State v. Alexander
State v. Alexander
Opinion
[Cite as State v. Alexander,
2018-Ohio-1198.]
Court of Appeals of Ohio EIGHTH APPELLATE DISTRICT COUNTY OF CUYAHOGA
JOURNAL ENTRY AND OPINION No. 105969
STATE OF OHIO PLAINTIFF-APPELLEE
vs.
CALVIN L. ALEXANDER DEFENDANT-APPELLANT
JUDGMENT: AFFIRMED
Criminal Appeal from the Cuyahoga County Court of Common Pleas Case Nos. CR-13-579939-A and CR-13-580048-A
BEFORE: E.T. Gallagher, P.J., Stewart, J., and Blackmon, J.
RELEASED AND JOURNALIZED: March 29, 2018 ATTORNEYS FOR APPELLANT
Mark Stanton Cuyahoga County Public Defender
BY: Jeffrey Gamso Assistant Public Defender Courthouse Square, Suite 200 310 Lakeside Avenue Cleveland, Ohio 44113
ATTORNEYS FOR APPELLEE
Michael C. O’Malley Cuyahoga County Prosecutor
BY: Anthony Thomas Miranda Assistant Prosecuting Attorney The Justice Center, 8th Floor 1200 Ontario Street Cleveland, Ohio 44113 EILEEN T. GALLAGHER, P.J.:
{¶1} Defendant-appellant, Calvin L. Alexander, appeals from the trial court’s
judgment denying his pro se motion to “nullify the judgment entry of convictions.” He
raises the following assignment of error for review:
The trial court committed error when it denied Mr. Alexander’s motion without appointing counsel to represent him and without explanation.
{¶2} After careful review of the record and relevant case law, we affirm the trial
court’s judgment.
I. Procedural History
{¶3} At a single hearing held in March 2015, Alexander entered into a plea
agreement with the state in Cuyahoga C.P. Nos. CR-13-579939-A and CR-13-580048-A.

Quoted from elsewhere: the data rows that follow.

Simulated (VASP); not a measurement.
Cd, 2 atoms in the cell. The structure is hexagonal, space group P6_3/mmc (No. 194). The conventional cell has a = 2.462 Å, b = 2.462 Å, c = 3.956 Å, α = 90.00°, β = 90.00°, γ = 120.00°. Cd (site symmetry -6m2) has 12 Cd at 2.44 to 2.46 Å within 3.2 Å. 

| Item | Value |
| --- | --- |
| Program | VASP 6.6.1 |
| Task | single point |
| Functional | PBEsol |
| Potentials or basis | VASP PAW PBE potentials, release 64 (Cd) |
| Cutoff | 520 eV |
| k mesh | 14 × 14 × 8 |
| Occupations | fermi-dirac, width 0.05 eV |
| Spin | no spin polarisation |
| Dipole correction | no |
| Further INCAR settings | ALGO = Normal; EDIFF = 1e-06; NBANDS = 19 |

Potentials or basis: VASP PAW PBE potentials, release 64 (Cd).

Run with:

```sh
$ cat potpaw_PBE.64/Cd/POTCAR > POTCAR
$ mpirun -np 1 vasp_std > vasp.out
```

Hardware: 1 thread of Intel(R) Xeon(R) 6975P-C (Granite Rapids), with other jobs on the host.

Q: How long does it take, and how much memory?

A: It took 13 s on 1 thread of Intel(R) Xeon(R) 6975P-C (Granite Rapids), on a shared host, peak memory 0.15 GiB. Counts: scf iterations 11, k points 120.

In Case No. CR-13-579939-A, Alexander pleaded guilty to one count of having weapons
while under disability in violation of R.C. 2923.13(A)(2), with a forfeiture specification;
and one count of drug trafficking in violation of R.C. 2925.03(A)(2), with forfeiture
specifications and a one-year firearm specification. The remaining counts of the
indictment were nolled.
{¶4} In Case No. CR-13-580048-A, Alexander pleaded guilty to four counts of
aggravated robbery in violation of R.C. 2911.01(A)(1), with one-year firearm
specifications; two counts of kidnapping in violation of R.C. 2905.01(A)(2), with
one-year firearm specifications; and one count of having weapons while under disability
in violation of R.C. 2923.13(A)(2). The remaining counts of the indictment were nolled. {¶5} At a single sentencing hearing, the trial court sentenced Alexander to an
aggregate 12-year prison term. In Case No. CR-13-579939-A, Alexander was sentenced
to one year in prison for having weapons while under disability and one year in prison for
drug trafficking. The sentences were run concurrent to each other, but consecutive to a
one-year prison term imposed on the firearm specification attached to the trafficking
offense.
{¶6} In Case No. CR-13-580048-A, Alexander was sentenced to a total of 11 years
in prison. The trial court ordered the 11-year prison term to run concurrently with the
sentence imposed on the underlying offenses in Case No. CR-13-579939-A, but
consecutive to the one-year prison term imposed on the firearm specification in Case No.
CR-13-579939-A.
{¶7} Alexander did not file a direct appeal from his convictions and sentence.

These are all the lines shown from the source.